Ksenia M. Soboleva is a New York-based writer and art historian specializing in queer art and culture, with a particular focus on lesbian visibility. She received her PhD from the Institute of Fine Arts,...

12 replies on “The Leslie-Lohman Museum’s Choice to Drop “Gay and Lesbian” From Its Name Is a Great Loss”

  1. Maybe you’re a grumpy dyke, and maybe I’m a grumpy faggot. But I think this is a real loss, too.

  2. Look at it this way: we should be grateful that the museum lasted as long as it did as the Leslie-Lohman Museum for Gay and Lesbian Art.
    But it was either going to become the Leslie-Lohman Museum of Art — or the Leslie-Lohman Museum for Gay, Lesbian, Bisexual, Transgender, Queer, Pansexual, Nonbinary, Bigender, Third Gender, Intersex, Asexual and Demisexual Art.

    1. I couldn’t agree more. What was once a very clear distinction between Gay and Straight has now become a crazy salad of names and descriptions. I agree…better to be called simply The Leslie Lohman Museum than to be the above LGBTQA-Z Museum of Art. Also I may be a grumpy lesbian but I fear that the word “lesbian” has also been erased. Now lesbians are “gender fluid”, “queer”, “trans”, “Non-Binary”. I am just an old fashioned Dyke and proud of it.

  3. A lot to unpack here. You are miffed because a group of gay men (mostly) worked for years to create a museum of gay art and now, those numbskulls, are not following your narrow neo-Marxist ideals.

    This is typical, and I have seen it from feminists for decades, like over 40 years. Gay men build something then the Feminists believe they have a right to take it over. Because reasons.

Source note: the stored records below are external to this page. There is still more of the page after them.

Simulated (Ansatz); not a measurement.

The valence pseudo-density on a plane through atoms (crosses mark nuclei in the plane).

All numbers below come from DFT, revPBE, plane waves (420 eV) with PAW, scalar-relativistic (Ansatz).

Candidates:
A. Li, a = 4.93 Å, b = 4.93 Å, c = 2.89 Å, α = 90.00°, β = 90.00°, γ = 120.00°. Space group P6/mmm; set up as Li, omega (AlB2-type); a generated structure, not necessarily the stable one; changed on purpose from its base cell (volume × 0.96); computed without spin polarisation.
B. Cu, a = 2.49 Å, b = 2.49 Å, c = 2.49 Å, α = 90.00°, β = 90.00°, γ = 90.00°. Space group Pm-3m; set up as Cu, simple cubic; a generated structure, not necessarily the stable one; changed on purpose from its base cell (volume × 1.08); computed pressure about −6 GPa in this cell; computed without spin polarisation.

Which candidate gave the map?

    How about if you, Ksenia M. Soboleva, work for 30 years to build a museum up from the ground and then you can decide what it’s called and you will never “miss” a board meeting.

    Wait you’d never do that! That would entail actually working to accomplish something. Why would you ever do that when you can sit back and humiliate someone who has worked hard and then try to assume their efforts as your own. You had plenty of opportunity to be part of that museum, you chose not to, until now.

    This is just another example of Feminist homophobia. Gay men can have nothing unless it is approved by The Feminist Nannies.

    I’d like to answer your question “When did explicitly naming queerness become a bad thing”, when people like you were given the opportunity to voice your divisive ideology.

  4. Well – from my perspective, brought up by a father who had the usual anti-queer attitudes, and for whom learning about what it actually was via contacts with people who were not straight, I think it’s high time for you all to just be normal & get over the stupidity of the ‘straight’ community. Those who never even knew what not-straight was until they were 18 or so (in the 1950’s) learned that we had always known ‘others’ our whole lives, and as we progressed thru life met many lovely people that turned out to be gay, completely without any issues one way or another. Some of the very sweetest ‘men’ I ever met were gay men, some very obvious to my woke up sensibilities, some not, but I now feel we have had this subject stuffed in our faces this past 20 years, and quite honestly I am tired of it. I want to just let everybody be who they are without any other human judging them. My answer for that is – it’s nobody’s business who somebody decides they love – they are who they are – dumped into a physical body with no choice, all of us are prisoners ! Please just drop this whole ‘identity’ stuff – you are who you are, you had no choice, we have no choice, I do not care if your choice is not my choice – I have no business questioning your decision. My answer to my grandson who tried at age 15 to tell me he was not gay, was ‘ok – but you are just Dylan to me, just be your lovely self’ – he is gay & acknowledges it now, and I had known that since he was very small, but it would be his choice not my business what he did with that understanding. He is still Dylan the person first, anything else is his to decide. I just want us all to accept that we are a motley crew of many flavors of perfection, all have choices, none deserve ridicule because of their flavor – and the ‘Conservative’ brain that wants everybody to be the ‘same’ is entirely about their own fears. Relax, be the very best human you can be, and kind to all other humans ! And for the record – all that blatant, in-your-face ‘gayness’ that exhibits itself in the parades etc, just makes me angry – that is just deliberate shock-you tactics to get back at people who are the critics – but it just confirms the worst of the bigotry – ‘they are different’ – when ‘they’ are all around us, as many as 10% of the population – a high number – your brother, uncle, aunt, sister, neighbor !!!